Kinesis stream enrich failing


#1

Hey guys - in the past few days ive started running into some issues with our realtime stream-enrich.

I have a collection of errors that i keep running into and was hoping you could provide some insight:

ERROR com.snowplowanalytics.snowplow.enrich.kinesis.sinks.KinesisSink - Writing failed. java.util.concurrent.TimeoutException: Futures timed out after [10 seconds]

ERROR com.snowplowanalytics.snowplow.enrich.kinesis.sinks.KinesisSink - Writing failed. com.amazonaws.AmazonClientException: Unable to marshall request to JSON: Java heap space

I am running this on an EC2 (m4.Large) on a Kinesis stream with 9 shards
config:

enrich {
  source = "kinesis"
  sink = "kinesis"
  aws {
    access-key: "default"
    secret-key: "default"
  }
  streams {
    in: {
      raw: "good"
      maxRecords: 100
      buffer: {
        byte-limit: 1000000
        record-limit: 50
        time-limit: 30000
      }
    }
    out: {
      enriched: "enrich"
      bad: "bad"

      backoffPolicy: {
        minBackoff: 10000
        maxBackoff: 600000
      }
    }
    app-name: "dynamo-table"
    initial-position = "TRIM_HORIZON"
    region: "region"
  }
}

I have also tried adjusting the backoff policies to larger and smaller, as well as adjusting max records and buffer size.

Thanks!


#2

hi @13scoobie

As per description of one of your errors:

You reached mac capacity of Kinesis stream. In CloudWatch you may examine if you lose data. I would suggest to add a shard or two asap. Note, that enriched data stream has bigger requirements than raw due to the new data added by enrichment itself.


#3

Thanks @grzegorzewald - it turns out that it was not Kinesis that was the problem (from what i have found so far, but instead had to do with scaling the # of EC2’s running the scala app.

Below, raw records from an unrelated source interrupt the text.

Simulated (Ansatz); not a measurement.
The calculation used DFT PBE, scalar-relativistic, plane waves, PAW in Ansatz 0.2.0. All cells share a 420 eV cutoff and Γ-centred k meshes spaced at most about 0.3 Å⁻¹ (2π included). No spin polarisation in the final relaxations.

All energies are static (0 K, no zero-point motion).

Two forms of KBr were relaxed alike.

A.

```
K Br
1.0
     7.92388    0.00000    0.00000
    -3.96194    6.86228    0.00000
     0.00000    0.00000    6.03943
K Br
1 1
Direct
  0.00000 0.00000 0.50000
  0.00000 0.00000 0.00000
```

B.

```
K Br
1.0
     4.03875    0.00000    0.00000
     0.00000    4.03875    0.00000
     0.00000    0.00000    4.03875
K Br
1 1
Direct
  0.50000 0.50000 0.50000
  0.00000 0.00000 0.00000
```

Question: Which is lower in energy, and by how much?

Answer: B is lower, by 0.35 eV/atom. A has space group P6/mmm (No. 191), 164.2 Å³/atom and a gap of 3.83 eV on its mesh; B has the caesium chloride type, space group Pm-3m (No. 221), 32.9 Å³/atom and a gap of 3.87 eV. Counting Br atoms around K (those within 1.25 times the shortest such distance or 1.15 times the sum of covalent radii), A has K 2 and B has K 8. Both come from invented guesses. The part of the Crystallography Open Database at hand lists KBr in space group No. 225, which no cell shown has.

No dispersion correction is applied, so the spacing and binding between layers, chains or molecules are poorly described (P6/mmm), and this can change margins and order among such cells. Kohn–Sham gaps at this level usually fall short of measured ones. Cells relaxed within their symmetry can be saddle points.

We had started to see a latency in getting data into Elasticsearch, but since have put each of the scala Apps into an ASG, and data is flowing in.

It is weird we would get a throughput provision error, but i am thinking that some of the problem came from trying to read and write to so many shards with a single worker, rather than putting behind ASG and scaling the # of workers based off amount of data.


#4

That makes sense @13scoobie - for our Managed Service customers we choose an instance type that can support 2 shard workers (within 1 KCL instance) comfortably, and then we basically need shard count/2 as the number of EC2 instances hosting that app within the give ASG.


#5

awesome! thank you. Going to update my ASGs now.


#6

Cool! Remember that with the KCL you can have more shards than workers (though of course that could lead to lag), but more workers than shards will leave workers sitting idle.